And You Call Yourself a Scientist!

Home | Index

PRINCE OF DARKNESS (1987)

"I have a message for you - you’re not going to like it:
Pray For Death!"

prncdk.jpg (12461 bytes) Director: John Carpenter

Starring: Donald Pleasence, Victor Wong, Lisa Blount, Jameson Parker, Anne Howard, Ann Yen, Dennis Dun

Screenplay: Martin Quatermass (John Carpenter)

Synopsis: A member of a sect known as the Brotherhood of Sleep dies, and a key and his diary come into the possession of a priest (Donald Pleasence). The priest turns for help to a physicist (Victor Wong), who enlists his graduate students to investigate the guarded secret, a mysterious cylinder of green fluid entombed in the basement of an abandoned church. A manuscript found with the cylinder is translated, and reveals that the cylinder contains the Essence of Evil, perhaps Satan himself. Meanwhile, the scientific intruments brought in to monitor the cylinder reveal that its contents are forming themselves into a physical presence. While the scientists argue the significance of their findings, the Essence begins its work by taking them over one by one. Several deaths occur before the scientists understand that the Essence requires a physical host to complete its recreation and enable it to bring its Father, the Anti-God, into this world. and that one of them has been chosen.

Comments: The science/religion conflict has been a staple of horror films from the beginning, but few have used it as explicitly or as interestingly as Prince Of Darkness. Priest Pleasence knows that the cylinder contains the eponymous evil, but needs science to help him prove it and to fight it; physicist Wong, known for his "TV debates with that English priest", is the first to believe the priest’s story. The Brotherhood, we are told, has shrouded their secret in mysticism until society is advanced enough technologically to deal with it, while an intriguing balance is struck between the priest who must ask for scientific help, and the scientists who must admit they can’t explain what’s happening (when two thousand-year-old Latin is translated into differential equations, one of the team objects, "We hadn’t invented them then!").

The film argues throughout for the virtues of the open mind (not always subtly: the scientist who dismisses the whole matter as "kaka" is brutally stabbed to death while being overrun by cockroaches). This meshing of themes is in intelligent contrast to the straightforward Science Vs Religion framework usually employed in this kind of movie. The script is full of scientific and pseudo-scientific jargon, and wisely tosses it about so rapidly that the viewer has little time to think about it. Prince Of Darkness also succeeds in subverting the conventions of the modern horror film (conventions largely established by Carpenter’s own Halloween) by having two quiet, work-obsessed women the first to be taken over, while Catherine (Lisa Blount), the only woman explicitly presented as being sexually active, is the one who ultimately defeats the evil, albeit at the cost of her life (perhaps).

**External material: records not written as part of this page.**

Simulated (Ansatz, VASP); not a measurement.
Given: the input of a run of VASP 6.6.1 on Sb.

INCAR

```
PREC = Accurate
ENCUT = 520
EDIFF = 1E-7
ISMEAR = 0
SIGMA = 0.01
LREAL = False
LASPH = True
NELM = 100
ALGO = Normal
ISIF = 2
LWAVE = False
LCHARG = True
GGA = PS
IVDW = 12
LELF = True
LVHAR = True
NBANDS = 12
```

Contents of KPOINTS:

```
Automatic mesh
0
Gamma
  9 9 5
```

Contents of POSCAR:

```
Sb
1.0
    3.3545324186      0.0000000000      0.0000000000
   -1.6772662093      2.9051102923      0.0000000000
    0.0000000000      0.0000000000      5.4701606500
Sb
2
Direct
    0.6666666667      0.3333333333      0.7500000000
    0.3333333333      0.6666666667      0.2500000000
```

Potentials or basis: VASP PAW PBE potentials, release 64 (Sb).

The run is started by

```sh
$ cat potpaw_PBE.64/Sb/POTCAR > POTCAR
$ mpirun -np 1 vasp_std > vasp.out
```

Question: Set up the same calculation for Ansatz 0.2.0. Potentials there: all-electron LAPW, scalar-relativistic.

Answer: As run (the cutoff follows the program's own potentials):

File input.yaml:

There is also a discomforting sequence concerning the radiologist, Susan (Anne Howard): three times running she is asked for, prompting blank inquiries, and the response "The radiologist. You know - glasses." Her insignificance makes her vulnerable: apparently, not only do boys not make passes at girls who wear glasses, they are the first ones possessed by the devil (post-possession, she doesn’t need her glasses). These interesting points aside, the film is not without serious flaws. As it progresses, both science and religion take a back seat to gruesome special effects, while the evil, to a great extent, is defeated by physical violence rather than intelligence. The John Carpenter signature there’s-someone-behind-you framing shot, used to best effect in Halloween, is overused here. There is also something distasteful about the evil’s chosen servants: classing homeless people and the mentally ill (led, in a distracting cameo, by Alice Cooper) with ants, worms and cockroaches is dubious, to say the least.